A major reoccurring issue is the use of the allegorical hermeneutic which dominated the study of parables until the work of Adolf Jülicher. Jülicher’s magisterial work is rightly considered to be a scholarly watershed because he so resoundingly rejected any allegorical interpretation of the parables. Virtually everyone agreed with Jülicher’s rejection of allegory, yet scholars have struggled to be consistent with this rejection of allegory with varying degrees of success. In recent years allegory has made something of a comeback as a scholarly method of interpretation, although with serious safeguards in order to avoid the excesses of the early and medieval church.

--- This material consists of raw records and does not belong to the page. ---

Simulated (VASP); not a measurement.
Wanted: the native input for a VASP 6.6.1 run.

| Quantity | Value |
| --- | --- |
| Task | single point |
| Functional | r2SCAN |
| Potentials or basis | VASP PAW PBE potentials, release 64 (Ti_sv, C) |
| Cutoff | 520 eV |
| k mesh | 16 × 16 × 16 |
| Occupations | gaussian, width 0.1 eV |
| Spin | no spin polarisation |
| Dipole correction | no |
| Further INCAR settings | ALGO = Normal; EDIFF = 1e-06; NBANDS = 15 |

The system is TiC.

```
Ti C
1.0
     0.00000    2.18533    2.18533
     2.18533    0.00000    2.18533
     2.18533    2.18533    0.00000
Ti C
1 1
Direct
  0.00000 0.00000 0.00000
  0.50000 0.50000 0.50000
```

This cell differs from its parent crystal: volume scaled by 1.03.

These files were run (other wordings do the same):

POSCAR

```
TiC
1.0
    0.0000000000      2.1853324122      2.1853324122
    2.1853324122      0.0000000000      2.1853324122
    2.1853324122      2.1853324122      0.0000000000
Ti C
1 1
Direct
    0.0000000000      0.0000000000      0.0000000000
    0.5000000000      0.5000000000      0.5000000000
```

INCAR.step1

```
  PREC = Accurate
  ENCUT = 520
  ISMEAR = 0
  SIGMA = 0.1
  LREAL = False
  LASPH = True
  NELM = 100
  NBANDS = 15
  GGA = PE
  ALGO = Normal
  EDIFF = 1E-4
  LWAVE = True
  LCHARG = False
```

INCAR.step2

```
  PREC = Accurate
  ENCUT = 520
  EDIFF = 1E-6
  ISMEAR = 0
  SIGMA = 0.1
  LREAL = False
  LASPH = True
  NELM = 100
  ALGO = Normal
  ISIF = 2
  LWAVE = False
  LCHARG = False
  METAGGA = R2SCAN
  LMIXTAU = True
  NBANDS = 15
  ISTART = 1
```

A related issue involves the purpose of parables. Until Jülicher the purpose was to convey hidden meaning which could only be understood through the allegorical method. After Jülicher, the purpose of a parable was to express a single point, usually a timeless aphorism or an “existential decision.” But since this one-point meaning often failed to fully express the depth of meaning possible in the parables, literary methods of reading parables have experimented with multiple applications and meanings which sometimes give the impression of a return to an allegorical method without any controls. “Meaning” can multiply indefinitely. Developments in philosophical hermeneutics have had a great influence on parables scholarship, occasionally providing new and helpful insights, but more often confusing the “meaning of meaning” to the point of absurdity.
Identifying the genre of parables may help sort out this problem. Prior to Jülicher the parables, like the rest of scripture, were equivalent to allegories. Jülicher was the first to attempt to define parables in terms of simile and similitude rather than metaphor and allegory. This definition held until Robert Funk suggested parables are “extended metaphors.” More recently, Craig Blomberg has suggested that parables are in fact allegories, if one understands an ancient allegory properly (Interpreting the Parables, 165). For Blomberg, the parables teach one “point” per character. For example, Blomberg would find a lesson in the character of the Prodigal Son, but also in the Father and the Other Brother. Jülicher would find only a single point. Literary methods popular in the 1960’s could find many different “readings” all dependant on the reader’s creativity, not the author’s intent.
Do the parables have a “single point” can they be interpreted in a variety of ways? Does the reader create meaning as the experience the parable? I am more or less convinced by Blomberg that there are several layers to the meaning of a parable, but is this opening a door for a return to allegorical methods?
Bibliography:
Craig L. Blomberg, Interpreting the Parables (Downers Grove: Inver-Varsity, 1990).
Robert Funk, Language, Hermeneutic, and Word of God: The Problem of Language in the New Testament and Contemporary Theology (New York: Harper & Row, 1966).